What the Asian Rectors at AIUA 2026 Really Think About the Future of Islamic Higher Education

What the Asian Rectors at AIUA 2026 Really Think About the Future of Islamic Higher Education

JAKARTA, UIN Online News – Foreign rectors and executive educational leaders from across the Asian continent gathered at the 15th Asian Islamic Universities Association (AIUA) International Assembly to demand immediate structural integration across cross-border campuses. Attending the summit under the blueprint “Transforming Islamic Higher Education for Advancing Global Peace, Resilience, and Inclusive Development,” these international delegates delivered critical insights addressing student employability and the severe ethical threats posed by generative artificial intelligence.

Held dynamically in Jakarta, Indonesia, from June 23–25, 2026, the three-day summit successfully brought together the Vice Chancellor of Universiti Sultanah Azlan Shah (USAS) Malaysia, Professor Datuk Dr. Wan Sabri Bin Wan Yusof; the Director of Research and Internationalization representing Universiti Islam Sultan Sharif Ali (UNISSA) Brunei Darussalam, Dr. Haji Hambali bin Haji Awang Jaili; and the Dean of the Faculty of Education representing Yala Rajabhat University Thailand, Assistant Professor Dr. Muhammad Tolan Kaemah.

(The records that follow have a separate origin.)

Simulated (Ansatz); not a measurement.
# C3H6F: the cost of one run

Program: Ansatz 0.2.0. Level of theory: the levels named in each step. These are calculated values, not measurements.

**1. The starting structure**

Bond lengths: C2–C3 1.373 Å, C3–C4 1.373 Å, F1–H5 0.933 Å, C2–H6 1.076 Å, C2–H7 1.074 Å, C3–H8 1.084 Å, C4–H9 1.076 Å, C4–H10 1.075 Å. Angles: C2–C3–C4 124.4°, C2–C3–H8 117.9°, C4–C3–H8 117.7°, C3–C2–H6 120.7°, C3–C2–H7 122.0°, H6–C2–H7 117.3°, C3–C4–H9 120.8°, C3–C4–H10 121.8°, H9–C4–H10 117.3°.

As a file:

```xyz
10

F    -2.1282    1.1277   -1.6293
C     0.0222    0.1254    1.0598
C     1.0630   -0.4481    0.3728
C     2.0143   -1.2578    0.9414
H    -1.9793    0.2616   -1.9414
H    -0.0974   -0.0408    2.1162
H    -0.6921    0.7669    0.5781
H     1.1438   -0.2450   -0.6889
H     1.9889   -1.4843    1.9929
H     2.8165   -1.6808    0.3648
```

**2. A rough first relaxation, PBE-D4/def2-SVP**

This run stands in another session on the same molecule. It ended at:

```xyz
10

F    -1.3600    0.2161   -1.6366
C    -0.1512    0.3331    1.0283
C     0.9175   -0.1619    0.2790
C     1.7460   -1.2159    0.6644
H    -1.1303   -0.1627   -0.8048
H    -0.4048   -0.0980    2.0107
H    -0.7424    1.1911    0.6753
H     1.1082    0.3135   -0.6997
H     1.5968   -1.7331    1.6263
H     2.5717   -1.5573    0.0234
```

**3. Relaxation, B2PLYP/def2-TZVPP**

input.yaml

Interviewed by UIN Online News, USAS Vice Chancellor Professor Wan Sabri Bin Wan Yusof emphasized that individual universities can no longer survive the modern economic landscape by operating in isolation. He urged the immediate repositioning of Islamic studies through a unified transnational bloc.

"With nearly 90 universities locked into this association, we form a massive, powerful intellectual coalition that cannot be ignored by global education boards," Professor Wan Sabri explained. "Imagine the immense impact if a student from UIN Jakarta can organically spend different academic years embedded in sister campuses across multiple Asian nations. That depth of cross-border exposure completely redefines graduate employability on the global stage."

Representing the state University of Brunei Darussalam (UNISSA), Dr. Haji Hambali bin Haji Awang Jaili shifted the analytical focus toward the dangerous pedagogical shifts triggered by modern automation and hyper-digitalization. He warned that unregulated generative software is hollowing out student critical thinking.

“Most students are proudly using artificial intelligence to bypass academic rigor, utilizing it to manufacture coursework and assignments effortlessly,” Dr. Hambali warned in English. “By doing so, they are attempting to neglect the absolute importance of absorbing real, empirical knowledge from human academicians. Through this conference, we are actively sharing frameworks to ensure our teaching methodologies remain firmly aligned with our institutional philosophy and the moral teachings of the Quran and Sunnah.”

The high-level conference proved so strategically persuasive that non-member institutions announced their immediate integration into the bloc. Assistant Professor Dr. Muhammad Tolan Kaemah from Thailand’s Yala Rajabhat University announced that his institution would officially tender its membership application during the legislative assembly.

“I hold a profound conviction that the AIUA can systematically drive Islamic higher education forward while delivering massive structural contributions to the Muslim Ummah across ASEAN nations,” Dr. Kaemah stated.

He concluded by linking the future of pedagogical engineering with ancient theological virtues, quoting the core Quranic mandate of societal justice. “Being truly educated requires a foundation built strictly upon the virtue of ethics. I refer directly to the Quranic directive of ‘Amr bil-ma'ruf wa nahi 'anil-munkar’ by enjoining what is good and forbidding what is wrong. To act as a modern educator, we must operate strictly on the basis of that divine ethical anchor,” Kaemah concluded.